Jonathan,
The point I'm trying to make about gregorian_nls is that it lacks any
mechanism for specifying which time system is being used for the timestamp
in the reference date & time. In Chris Little's terms (at least roughly),
gregorian_nls is incomplete because the timestamp in the reference date &
time lacks an associated epoch/origin. It is a calendar without an
associated CRS.
Take my example times in TAI, GPS and UTC from my previous email. Let's say
I wanted to set my reference date & time to that instant in history, and I
have a GPS timestamp. If I specified my calendar as gregorian_nls so I
could use my GPS timestamp, there is no way for a user of my file to know
that my timestamp was a GPS timestamp. They might assume it was a TAI
timestamp, and will then be 19 seconds off for every "absolute" time they
extract from the time variable elapsed time values.
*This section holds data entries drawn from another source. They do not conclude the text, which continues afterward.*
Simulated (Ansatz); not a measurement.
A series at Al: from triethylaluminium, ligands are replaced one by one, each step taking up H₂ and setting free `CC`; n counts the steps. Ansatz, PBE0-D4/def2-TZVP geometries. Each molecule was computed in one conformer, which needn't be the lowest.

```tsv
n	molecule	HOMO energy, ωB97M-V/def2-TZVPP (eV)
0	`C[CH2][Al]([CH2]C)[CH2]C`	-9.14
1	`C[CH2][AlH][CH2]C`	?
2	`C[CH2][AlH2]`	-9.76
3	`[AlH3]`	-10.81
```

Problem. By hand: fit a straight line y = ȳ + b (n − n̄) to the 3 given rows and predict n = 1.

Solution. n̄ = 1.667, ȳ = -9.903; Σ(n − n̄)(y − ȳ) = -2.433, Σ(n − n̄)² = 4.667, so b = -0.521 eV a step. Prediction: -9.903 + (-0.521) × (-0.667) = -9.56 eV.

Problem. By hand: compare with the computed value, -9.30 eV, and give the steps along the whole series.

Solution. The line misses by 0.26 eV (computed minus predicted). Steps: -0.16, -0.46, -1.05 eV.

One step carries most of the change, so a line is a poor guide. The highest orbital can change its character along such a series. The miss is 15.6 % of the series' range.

For a complete representation, in Chris Little's terms, there must be a
CRS, a calendar, and a notation. gregorian_nls lacks a CRS. That's why I
suggested that we must either make a calendar for each different time
system, and add more as more people want to use more time systems, or we
state that the timestamp in the reference must be UTC. Declaring the
reference timestamp unambiguously as UTC doesn't force anyone to extract
absolute times from the time variable in UTC. It does require data
consumers to convert the UTC timestamp to GPS or TAI or whatever before
proceeding to extract absolute times from the time variable.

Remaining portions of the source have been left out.